Great job making it to the end. You've taken a realistic computer-vision workload, from raw images all the way to distributed training and GPU inference, and run it on Ray Train with zero boilerplate around GPUs, data parallelism, or fault-tolerance. You should now feel comfortable:

* Using **Ray Train’s TorchTrainer** to scale PyTorch training across multiple GPUs and nodes with minimal code changes  
* Wrapping models and data loaders with **`prepare_model()`** and **`prepare_data_loader()`** to enable Ray-managed device placement and distributed execution  
* Sharding data across workers using **`DistributedSampler`**, and coordinating training epochs across Ray workers  
* Configuring **automatic checkpointing and failure recovery** using Ray Train’s built-in `Checkpoint`, `RunConfig`, and `FailureConfig` APIs  
* Running **GPU-backed Ray tasks** for distributed inference, showing how to serve and scale model predictions across a Ray cluster  

---

### 🚀 Where can you take this next?

Below are a few directions you might explore to adapt or extend the pattern:

1. **Larger or Custom Datasets**  
   * Swap in the full 75 k-image Food-101 split—or your own dataset in any storage backend (S3, GCS, Azure Blob).  
   * Add multi-file Parquet sharding and let each worker read a different shard.

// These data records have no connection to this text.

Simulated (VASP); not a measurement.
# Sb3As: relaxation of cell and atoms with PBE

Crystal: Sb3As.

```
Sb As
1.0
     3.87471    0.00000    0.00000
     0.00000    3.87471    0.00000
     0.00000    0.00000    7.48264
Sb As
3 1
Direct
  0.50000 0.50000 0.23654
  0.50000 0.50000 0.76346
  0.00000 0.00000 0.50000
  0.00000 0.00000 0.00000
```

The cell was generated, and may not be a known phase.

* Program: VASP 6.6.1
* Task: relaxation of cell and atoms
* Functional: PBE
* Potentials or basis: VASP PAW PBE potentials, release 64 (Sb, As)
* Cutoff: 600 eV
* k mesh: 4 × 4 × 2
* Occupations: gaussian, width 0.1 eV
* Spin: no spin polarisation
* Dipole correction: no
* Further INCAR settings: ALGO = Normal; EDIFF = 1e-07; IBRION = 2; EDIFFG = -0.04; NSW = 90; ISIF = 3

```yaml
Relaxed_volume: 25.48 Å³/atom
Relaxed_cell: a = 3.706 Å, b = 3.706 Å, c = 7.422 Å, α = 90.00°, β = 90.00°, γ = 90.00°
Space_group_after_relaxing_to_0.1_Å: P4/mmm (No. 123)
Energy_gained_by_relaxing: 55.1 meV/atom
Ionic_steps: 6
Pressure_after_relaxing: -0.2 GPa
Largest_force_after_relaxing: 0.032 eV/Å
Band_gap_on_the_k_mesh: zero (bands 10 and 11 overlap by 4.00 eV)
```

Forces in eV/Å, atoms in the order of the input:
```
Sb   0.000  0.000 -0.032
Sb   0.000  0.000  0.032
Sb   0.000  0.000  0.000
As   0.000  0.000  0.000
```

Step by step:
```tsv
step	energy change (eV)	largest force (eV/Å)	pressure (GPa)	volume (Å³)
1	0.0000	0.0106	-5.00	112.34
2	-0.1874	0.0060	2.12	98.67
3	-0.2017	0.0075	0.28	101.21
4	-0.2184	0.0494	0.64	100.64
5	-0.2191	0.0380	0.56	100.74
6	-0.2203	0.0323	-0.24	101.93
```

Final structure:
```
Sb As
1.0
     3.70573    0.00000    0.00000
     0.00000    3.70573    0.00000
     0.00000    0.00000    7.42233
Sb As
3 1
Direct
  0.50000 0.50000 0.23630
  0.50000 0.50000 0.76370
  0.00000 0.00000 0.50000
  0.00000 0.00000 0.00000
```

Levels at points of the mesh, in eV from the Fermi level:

2. **Model Architectures**  
   * Drop in Vision Transformers (`vit_b_16`, `vit_l_32`) or ConvNeXt; the prepare helpers work exactly the same.  
   * Experiment with transfer learning vs. training from scratch.

3. **Mixed Precision & Performance Tuning**  
   * Enable automatic mixed precision (`torch.cuda.amp`) or bfloat16 to speed up training and save memory.  
   * Profile data-loading throughput and play with `num_workers`, prefetching, and caching.

4. **Hyperparameter Sweeps**  
   * Wrap the training loop in **Ray Tune** to search over learning rates, augmentations, or optimisers.  
   * Use Ray’s integrated reporting to schedule early stopping.

5. **Data Augmentation Pipelines**  
   * Integrate additional transforms inside the dataset class for image augmentation.  
   * Compare CPU vs. GPU-side augmentations for throughput.

6. **Distributed Validation & Metrics**  
   * Replace your simple accuracy printout with more advanced metrics (F1, top-5 accuracy, confusion matrices).  

7. **Model Serving**  
   * Convert the remote inference helper into a **Ray Serve** deployment for low-latency online predictions.  
   * Auto-scale replicas based on request volume.

8. **End-to-End MLOps**  
   * Register checkpoints in a model registry (For example, MLflow, Weights & Biases, or Ray’s built-in MLflow integration).  
   * Schedule the notebook as a Ray Job or CI/CD pipeline for regular retraining runs.